The Shayetet fighters which raided the KLOS-C transport ship in the early morning hours of Wednesday discovered dozens of M-302 missiles in the cargo bay below.
The M-302 has a range of 200 km (125 mi), and the missile is similar to those launched at Israel eight years ago during the Second Lebanon War.
The IDF emphasized that such missiles have significantly greater capabilities than those used previously by the terror organizations in the Gaza Strip.
Syrian-made M-302 onboard the Klos C (Photo: IDF Spokesperson's Unit)
Operational range of M-302 (Photo: IDF Spokesperson's Unit)
The weapon is a surface-to-surface missile of Syrian manufacture, first developed in the 90's. According to the IDF, the primary users of this missile type are the Syrian Army and Hezbollah - both in Syria and in Lebanon. Since its development, the M-302 has undergone a number of upgrades and now comes in five variations:
The A model is the basic production of the missile. It has a range of 90 km if launched from sea level, and 100 km if launched from an altitude of 1,000 m or more. The rocket is capable of carrying a 170 kg warhead.
The B model is a missile with a 100 km range when launched at sea level, and as high as 115 km when launched from an altitude of one kilometer. The warhead for the B variety can carry a payload of 175 kg.
The C model is a missile with a 140 km range when launched at sea level, and as high as 160 km when launched from a high altitude. The warhead for the C variety can carry a payload of 140 kg.

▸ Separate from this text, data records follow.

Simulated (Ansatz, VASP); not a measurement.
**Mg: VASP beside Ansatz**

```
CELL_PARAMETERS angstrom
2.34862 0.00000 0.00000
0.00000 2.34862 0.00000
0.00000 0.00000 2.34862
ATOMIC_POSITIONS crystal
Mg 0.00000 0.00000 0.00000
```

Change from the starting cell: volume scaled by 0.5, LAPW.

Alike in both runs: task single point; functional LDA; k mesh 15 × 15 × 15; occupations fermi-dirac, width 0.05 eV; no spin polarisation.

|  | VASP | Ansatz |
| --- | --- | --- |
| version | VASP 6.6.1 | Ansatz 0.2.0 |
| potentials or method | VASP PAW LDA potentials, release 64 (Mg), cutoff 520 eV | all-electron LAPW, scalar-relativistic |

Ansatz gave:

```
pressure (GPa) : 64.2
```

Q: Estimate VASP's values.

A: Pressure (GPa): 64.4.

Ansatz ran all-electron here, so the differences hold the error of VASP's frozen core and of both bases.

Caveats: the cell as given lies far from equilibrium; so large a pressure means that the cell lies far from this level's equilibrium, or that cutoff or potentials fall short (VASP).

The D model is a missile with a 160 km range when launched at sea level, and as high as 180 km when launched from a high altitude. The warhead for the D variety can carry a payload of 144 kg.
The E model is the most advanced missile, that has a range of up to 200 km when launched at sea level, and as high as 215 km when launched from an altitude of 1,000 m. The new model's warhead can carry a payload of 125 kg.
M-302 missiles in action
The A and B varieties are the type of rockets used by Hezbollah during the Second Lebanon War. In August of 2006, Hezbollah launched 302 mm rockets named Khyber-1 which exploded deep inside Israel. This missile type was used to target the strategic port of Haifa during the war.
The IDF boarded the Iranian ship without resistance, and there were no casualties in the open waters mission.
The raid was executed after several days of tracking the suspected ship. IDF Chief of Staff General Benny Gantz commanded the operation from the General Staff center while Navy chief Ram Rotberg was at the forward command post on a missile destroyer in open waters.
Hundreds of soldiers from the Israeli Navy participated in the operation, which boarded and commandeered the vessel 1,500 km south of Israel's Red Sea shores.